Sure - just keep in mind that it's difficult to give feedback to
something without
a specification.

> RE subset of C : It is true that CTF format currently does leave out a very
> small subset of C like FIXED_POINT as you noted ( CTF does have representation
> for COMPLEX_TYPE, if my code paths culminate to gcc_unreachable () for that, I
> should fix them ).  The end goal is to make it support all of C, and not just a
> subset.

What about other languages?  GCC supports C++, Ada, Objective-C, Go, D,
Fortran, Modula-2, BRIG (this list is not necessarily complete and may change
in the future).

> Meanwhile, I intend to make the compiler skip types when a C construct is not
> supported instead of crashing because of gcc_unreachable (). (You may have also
> noted stubs with "TBD WARN instead" notes in the patch series I sent.)
>
>
> >
> > While CTF might be easy and fast to parse and small I fear it will
> > go the STABS way of being not extensible and bitrotten.
>
> FWIW, I can understand this. We will maintain it. And I hope it will also be a
> community effort thereafter with active consumers, so there is a positive
> feedback loop.
>
> >
> > Given it appears to generate only debug info for symbols and no locations
> > or whatnot it should be sufficient to introspect the compilation to generate
> > the CTF info on the side and then merge it in at link-time.  Which makes
> > me wonder if this shouldn't be a plugin for now until it is more complete
> > and can be evaluated better (comments in the patches indicate even the
> > on-disk format is in flux?).  Adding plugin hook invocations to the three
> > places the CTF info generation hooks off should be easy.
>
> Yes, some bits of the on-disk format are being adapted to make it easier to
> adopt the CTF format across the board. E.g., we recently added CU name in the
> CTF header. As another example, we added CTF_K_SLICE type because there existed
> no way in CTF to represent enum bitfields. For the most part though, CTF format
> has stayed as is.

I hope the format is versioned at least.

> Hmm...a GCC plugin for CTF generation at compile-time may work out for a single
> compilation unit.  But I am not sure how will LTO be supported in that case.
> Basically, for LTO and -gtLEVEL to work together, I need the lto-wrapper to be
> aware of the presence of .ctf sections (so I think). I will need to combine the
> .ctf sections from multiple compilation units into a CTF archive, which the
> linker can then de-duplicate.

True.  lto-wrapper does this kind of dancing for the much more complex set of
DWARF sections already.

> Even if I assume that the technical hurdle in the above paragraph is solvable
> within the purview of a plugin, I fear worse problems of adoption, maintenance
> and distribution in the long run, if CTF support unfortunately ever remains to be
> done via a plugin for reasons unforeseen.
>
> Going the plugin route for the short term, will continue to suffer similar
> problems of distribution and support.
>
> - Is the plugin infrastructure supported on most platforms ? Also, I see that
>    the plugin infrastructure supports all gcc versions from 4.5 onwards.
>    Can someone confirm ? ( We minimally want the toolchain support with
>    GCC 4.8.5 and GCC 8 and later, for now. )

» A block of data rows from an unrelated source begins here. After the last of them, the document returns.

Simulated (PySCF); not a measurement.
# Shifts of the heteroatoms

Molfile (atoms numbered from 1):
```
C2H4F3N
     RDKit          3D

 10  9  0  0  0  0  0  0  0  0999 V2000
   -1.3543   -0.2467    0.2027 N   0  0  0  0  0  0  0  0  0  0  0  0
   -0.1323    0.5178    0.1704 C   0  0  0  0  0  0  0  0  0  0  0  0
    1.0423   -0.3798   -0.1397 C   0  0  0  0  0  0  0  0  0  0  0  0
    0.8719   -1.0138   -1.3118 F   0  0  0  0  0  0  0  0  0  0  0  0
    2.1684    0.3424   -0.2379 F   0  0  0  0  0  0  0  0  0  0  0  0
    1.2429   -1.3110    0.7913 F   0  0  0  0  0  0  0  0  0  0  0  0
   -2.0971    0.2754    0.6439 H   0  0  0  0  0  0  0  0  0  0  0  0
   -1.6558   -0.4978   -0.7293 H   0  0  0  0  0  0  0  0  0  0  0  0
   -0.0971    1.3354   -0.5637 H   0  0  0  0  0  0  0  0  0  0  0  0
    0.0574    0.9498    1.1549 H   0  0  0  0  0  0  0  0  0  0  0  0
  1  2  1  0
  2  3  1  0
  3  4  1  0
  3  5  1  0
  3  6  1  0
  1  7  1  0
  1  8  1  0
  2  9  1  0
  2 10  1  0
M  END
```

The infrastructure is quite old but you'd need new invocation hooks so this
won't help.

> - How will the plugin be distributed for a variety of platforms and
>    architectures outside of what Oracle Linux commits to support ?
>
>    Unless you are suggesting that the GCC plugin be distributed within GCC,
>    meanwhile ? Well, that may be acceptable in the short term, depending on how
>    I resolve some points raised above.
>
> >
> > That said, the patch series isn't ready for integration since it will
> > crash left and right -- did you bootstrap and run the testsuite
> > with -gt?
> >
> >
> Bootstrap and Testsuite : Yes, I have.  On x86_64/linux, sparc64/linux,
>                            aarch64/linux.
> Run testsuite with -gt : Not yet. Believe me, it's on my plate. And I already
>                           regret not having done it sooner :)
> Bootstrap with -gt : Not yet. I should try soon.
>
> (I have compiled libdtrace-ctf with -gt and parsed the .ctf sections with the
> patch set.)
>
> About the patch being not ready for integration : Yes, you're right.
> That's why I chose to retain 'RFC' for this patch series as well. I am working
> on issues, testing the compiler, and closing on the open ends in the
> implementation.
>
> I will refresh the patch series when I have made a meaningful stride ahead. Any
> further suggestions on functional/performance testing will be helpful too.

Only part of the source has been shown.